People are finally realising that growing their audience on social media is a dangerous exercise – if you don’t own it, and you can’t really influence how many people from your audience see your posts (Facebook does) – the platform you are using can basically ‘lock you out’ from your painstakingly-built audience any time. This is what largely happened with groups.
What to do instead?
Email is not dead – focus on growing your email list by creating multiple landing pages with compelling freebies. Drive traffic to those freebies by sharing your freebie under relevant comments asking for help in Facebook groups, on LinkedIn and Facebook.
2. Facebook and Instagram ads are all the range.

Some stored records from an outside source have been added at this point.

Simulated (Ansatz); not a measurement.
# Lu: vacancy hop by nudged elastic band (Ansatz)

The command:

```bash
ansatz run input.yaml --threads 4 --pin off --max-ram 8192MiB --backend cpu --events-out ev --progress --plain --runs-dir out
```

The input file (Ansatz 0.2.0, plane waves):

Don’t use boosts – it’s also known as Facebook ‘stupidity tax’ – use Ads Manager to target your audience *properly* – this means figuring out *WHO* exactly your ideal target customer is.
E.g. for my new ebook ‘DIY Marketing Guide’ which walks the reader how to create an effective marketing strategy for their new service business, the perfect customer would be someone who has already bought a more expensive information product / event ticket on a closely related topic – thus demonstrating willingness to spend money on business education.
Invest in a good Facebook ads expert rather than doing it all by yourself – trust me, money and time wasted on learning how to do it is just not worth it.
3. Build real connections!
Instead of posting your links left-right-and-centre, build real connections through informative posts, responding to people’s requests for help with meaningful advice, give someone a hand, comment on other people’s posts asking further questions and giving praise. Be as specific as possible. Let the group members see your personality. Don’t be afraid of being vulnerable.